# Concept 3: Using TfidfVectorizer from sklearn

In this notebook, we will learn about `TfidfVectorizer` from scikit-learn (sklearn), which makes calculating TF-IDF scores easy and automatic!

### What is sklearn?
- sklearn is a popular Python library for machine learning.
- It provides many built-in tools to analyze data and build models.


### What is TfidfVectorizer?
- A ready-made tool in sklearn that computes TF-IDF scores for text data.
- It automatically cleans the text and calculates important scores for words.


### Think Like Using a Power Tool
- **Manual Way:** Count words manually using loops and dictionaries.
- **sklearn Way:** Just one line of code does everything!
- It handles text cleaning, scoring, and returns ready-to-use numbers.

_Like using a calculator instead of counting on fingers! 🧮_

### Real-World Example: Content Recommendation
- Spotify analyzes song lyrics to find similar songs.
- It extracts TF-IDF vectors from lyrics.
- Compares user liked songs and recommends music based on common words!

That's how you find your new favorite songs! 🎵

### Let's Use the Professional Tool!
Time to see `TfidfVectorizer` in action.

In [None]:
from sklearn.feature_extraction.text import TfidfVectorizer

In [None]:
documents = [
    "I love machine learning",
    "Python is great for AI",
    "Machine learning with Python"
]

vectorizer = TfidfVectorizer()
tfidf_matrix = vectorizer.fit_transform(documents)

print(vectorizer.get_feature_names_out())
print(tfidf_matrix.toarray())

🚀 [Open this example in Colab](https://colab.research.google.com/github/Roopesht/codeexamples/blob/main/genai/python_easy/2/concept_3.ipynb)

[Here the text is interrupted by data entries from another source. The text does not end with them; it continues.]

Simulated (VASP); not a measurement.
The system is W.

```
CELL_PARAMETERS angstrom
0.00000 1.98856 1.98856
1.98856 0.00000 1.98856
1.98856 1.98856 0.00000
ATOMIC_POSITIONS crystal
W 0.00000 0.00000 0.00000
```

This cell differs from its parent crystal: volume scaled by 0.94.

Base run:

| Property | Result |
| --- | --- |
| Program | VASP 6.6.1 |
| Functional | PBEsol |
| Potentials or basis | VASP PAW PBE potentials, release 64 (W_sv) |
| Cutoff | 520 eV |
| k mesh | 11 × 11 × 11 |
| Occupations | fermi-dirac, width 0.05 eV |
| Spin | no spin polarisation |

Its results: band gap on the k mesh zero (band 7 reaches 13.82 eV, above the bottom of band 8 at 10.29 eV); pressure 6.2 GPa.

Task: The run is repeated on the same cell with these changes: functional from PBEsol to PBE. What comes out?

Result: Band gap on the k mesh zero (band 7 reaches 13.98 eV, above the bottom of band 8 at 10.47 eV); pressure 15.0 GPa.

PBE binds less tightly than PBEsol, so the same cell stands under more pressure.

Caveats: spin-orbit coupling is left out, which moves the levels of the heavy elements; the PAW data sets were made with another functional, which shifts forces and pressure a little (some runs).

### TfidfVectorizer Made Simple
- **Create:** `vectorizer = TfidfVectorizer()`
- **Train:** `vectorizer.fit_transform(your_texts)`
- **Use:** Get numbers that represent your text!


### Sklearn from a Different Angle
- sklearn is like having a team of data scientists - they've already solved the hard problems for you!
- It's a simple way to do complex text analysis.

### Quick Check
- **Question:**
  *What advantage do you see in using sklearn instead of writing TF-IDF from scratch?*